Councillor Brian Nicholson says tenants are being taken advantage of

By Dave Flaherty/The Oshawa Express

After residents of an Oshawa apartment went weeks without hot water, one councillor wants tighter rental regulations.

Ward 5 regional councillor Brian Nicholson says residents in about 100 units were affected when a boiler broke down at Rose Garden Apartments.

The apartment building is located at 275 Wentworth Street West.

When contacted by The Oshawa Express, the superintendent of the building said the boiler was up and running July 31, a day ahead of schedule.

While Nicholson says it was a fight to get the work done, the superintendent denied this.

“When the hot water went down, I called the company and they started working on it immediately,” she said.

But for Nicholson, weeks without hot water is too long.

“I think the landlord could have responded a lot faster,” he said.

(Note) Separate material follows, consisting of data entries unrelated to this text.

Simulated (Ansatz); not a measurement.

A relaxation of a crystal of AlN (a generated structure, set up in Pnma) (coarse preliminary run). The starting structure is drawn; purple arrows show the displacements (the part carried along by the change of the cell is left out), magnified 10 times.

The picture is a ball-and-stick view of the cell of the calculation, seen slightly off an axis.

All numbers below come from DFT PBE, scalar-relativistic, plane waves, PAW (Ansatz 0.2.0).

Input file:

The city opened shower facilities at the South Oshawa Community Centre to residents.

“They are grateful that option is there to them. These people were heating pots of water and trying to keep clean,” Nicholson said.

In these situations, he says “there isn’t a lot the city can do” presently.

There have been unsuccessful efforts to develop a city-wide rental licensing system in the past.

In January 2018, city council quashed the plan for the second time within a month.

Currently, the city’s Residential Rental Housing Licensing system only exists in the area surrounding Durham College and Ontario Tech University.

The system was put in place in 2008 and requires landlords to maintain their premises per provincial fire, building, and electrical codes along with adhering to city bylaws related to property standards and zoning.

Nicholson says he believes this system should be city-wide, but not seen as a city-wide issue.

“I don’t think the vast amount of [previous] councillors have apartment buildings in their wards, so it hasn’t been a problem,” he said.

With many of the apartment buildings in Oshawa built 40 or 50 years ago, Nicholson says it’s a dual dilemma of older buildings and “absentee” landlords.

“They do the minimal amount to stay in business and collect rent. They really do take advantage of their tenants,” he says.